I detest the constraining legalist approach, encouraged by the layout modern regulations, commercial pressures, and litigious public culture, but this is today’s environment and we have to learn to manage operations within it.

It is important to evaluate the previous example situations over time. Responsibility in making a justifiable decision in operation is not the same as justifying the decision afterwards - being responsible after the fact. Unfortunately not all areas of the industry realise or accept this difference, also as regulations drift towards ‘law’ (EU) there is a tendency to apply legal interpretations to all events opposed to human-system views required to maintain safety.
In addition, modern management style tends to move responsibility downwards leaving the difficult grey areas to the crew to resolve in real time.
Safety defences involve greater constraint via rules or advisory procedures (often interpreted as rules after the event). However, the industry often overlooks the need for everyone (regulator, operator, and crew) to draw their safety boundary, understanding and setting personal standards, - exercising airmanship before the event.

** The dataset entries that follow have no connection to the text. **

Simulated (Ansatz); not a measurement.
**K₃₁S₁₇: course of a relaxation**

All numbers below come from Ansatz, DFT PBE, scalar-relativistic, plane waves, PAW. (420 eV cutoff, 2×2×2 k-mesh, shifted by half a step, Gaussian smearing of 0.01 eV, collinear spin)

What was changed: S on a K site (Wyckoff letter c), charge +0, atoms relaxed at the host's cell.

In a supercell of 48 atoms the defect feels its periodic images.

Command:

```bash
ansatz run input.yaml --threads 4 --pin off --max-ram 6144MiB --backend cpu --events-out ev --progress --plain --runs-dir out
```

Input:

Thus views such as “knowing what is the best and safest thing to do” should not be interpreted as passenger comfort, minimising disruption or maintenance cost, which are often covertly promoted by management before the event, then overridden with “safety first” after an event. These are strategic management problems, not those for the crew to judge on short final.
If a decision and action was safe who cares what others think or say (of course we do), but the experience gained from debriefing (crew or self) knowing that a correct, although not perfect course of action was chosen is invaluable – this is how we learn.
A simplistic view of the required thinking process is like having the ability to join-up the dots in a situation, but this requires the overriding ability (airmanship, expertise) of being able to determine what constitutes a dot in that situation.

The differences in many of the posts can be identified by what is assumed in reaching a decision; assumptions are rooted in knowledge and bias, thus the control of these, and particularly a review of the assumptions beforehand could provide a more balanced view of safety.


Anyway back to reality; the opening scenario (#1) is a question after the event.
During an approach use the reported tower wind. The landing decision at the time should not be based on ‘can officially land’, the decision is yours. Consider if you can land safely bearing in mind the circumstances of the situation; employ airmanship and judgement vs book flying.

… And why are you looking at the FMS on short final opposed to conducting other tasks such as handling and monitoring the aircraft/systems; what are the safety priories, assumptions, knowledge – what are the dots in this situation.
… and before the windshear replies are drafted, consider strategic decision making (thinking ahead), pre landing brief – speed additives or not making the approach at all.